I think it is a fair question - what is the purpose of the Roon forum?

To ask what is the purpose of the Roon forum. I assume there are multiple purposes — tech support, marketing, creating a community around the product, collection of feedback, etc. But one of them may not be open expression. And that I think threatens the feeling of community.

I refer specifically to the closing of the Folder Browsing thread. I’ll repeat what I have said many times, being that I would not benefit much personally from the implementation of folder browsing. People may differ on opinions as to the desirability of this as a feature, and clearly do. My point in participating in the thread was that I felt as a matter of principle that many on the anti-side were stifling useful dialog and I also do feel that Roon should as a general matter be more of an open standards application as regards work done in curating one’s collection.

I was shocked and saddened to see that the thread was locked. Feels like a method of suppressing the conversation, and, being marked with “[Not on the Roadmap”] as a kind of victory lap.

In addition to this feeling like a bit of a gag order, there were continuing legitimate uses for this thread, including the trading of ideas regarding work-arounds, etc. Locking the thread guarantees another will open anyway, since someone unaware of the continuing debate will post the request anyway.
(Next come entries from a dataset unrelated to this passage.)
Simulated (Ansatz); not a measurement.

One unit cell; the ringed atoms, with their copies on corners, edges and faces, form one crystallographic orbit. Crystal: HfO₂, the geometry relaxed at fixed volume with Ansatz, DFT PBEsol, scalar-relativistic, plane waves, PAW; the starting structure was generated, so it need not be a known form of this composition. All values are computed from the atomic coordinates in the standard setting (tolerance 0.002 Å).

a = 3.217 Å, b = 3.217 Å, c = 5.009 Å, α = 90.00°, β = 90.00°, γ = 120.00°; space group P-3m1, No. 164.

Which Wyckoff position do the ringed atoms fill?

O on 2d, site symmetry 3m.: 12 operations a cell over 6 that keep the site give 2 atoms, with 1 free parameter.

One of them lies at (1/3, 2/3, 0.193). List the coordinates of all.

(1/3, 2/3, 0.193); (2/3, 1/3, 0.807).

Maybe there is a legitimate purpose and policy behind this action. But I would ask the moderators and the Roon team to be careful with such decisions, as they can send unintended messages. Unless that message was intended?

I think the reason why they closed the “folder browsing” thread was the fact that it contained so many extremely lengthy repetitions and that the discussion kept going round in circles. I read most of the thread and found that pretty frustrating and tiresome. Just MY opinion, of course.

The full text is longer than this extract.